I have time on my hands…and it’s gross. No, not really…but it is ironic. As mothers of young children, we always think we need more TIME to ourselves. Here I am…out of town for work…but with a big l-o-n-g gap of time. See, I have to catch different mealtimes for daycare providers. I have seen 3 for lunch and now I need to see a dinner. I am in the Bermuda triangle between Iowa, Illinois, and Wisconsin. I ate. I have gone to the casino…where I magically turned $5 into a half tank of gas, and now I am at a small town library. I’m tired of my email and social media. It’s only fun when you sneak it to distract you during the stresses of a typical day.

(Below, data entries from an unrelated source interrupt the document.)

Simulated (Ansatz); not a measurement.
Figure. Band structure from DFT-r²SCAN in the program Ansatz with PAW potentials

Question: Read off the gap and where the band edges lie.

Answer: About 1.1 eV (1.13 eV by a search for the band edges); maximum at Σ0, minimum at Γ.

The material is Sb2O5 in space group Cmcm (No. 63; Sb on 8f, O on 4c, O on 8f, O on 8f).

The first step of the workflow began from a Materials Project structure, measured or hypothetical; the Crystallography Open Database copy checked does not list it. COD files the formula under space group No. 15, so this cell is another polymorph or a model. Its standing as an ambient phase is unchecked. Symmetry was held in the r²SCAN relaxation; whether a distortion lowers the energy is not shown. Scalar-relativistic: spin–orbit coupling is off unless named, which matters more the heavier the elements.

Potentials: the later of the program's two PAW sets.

It feels a little like how I felt post-baby when I showed up at the library and just stood there realizing, “I don’t know which authors I even like anymore.” I can’t commit to a book here because I’m not driving back 2 hours to return it. Besides that…I don’t feel like reading. I am listening to a 10 disc audiobook with an English accent in my car for the trip. I don’t feel like blogging either…but that isn’t stopping me. I got my shopping jag out of the way last night when I purchased a white dresser for 3 year olds room, a cool loft bed for the boys, and a mattress online from Walmart . If only I listened to my 9 year olds wisdom. He recently said, “Remember…the Walmart card isn’t infinite”.
See…you think you want time to yourself…which is great…except when it isn’t.
In the distance I hear Super Mario Brothers Mario Kart. Why? Why do I hear video games at a library? It is only to remind me that I have small children. It’s like a comfort background noise from home. I have grabbed a book called, “The Pampered Child Syndrome”. It is a short book. There is a girl of about 3 eating a double scoop ice cream cone. It’s by Maggie Mamen (might as well give credit where credit is due). The picture is fuzzy, but it might as well be my daughter’s face. Damn…I think I’m going to put the book back soon and find an ice cream parlor. Mmm… ice cream…A.D.D..kicks in…fade to black.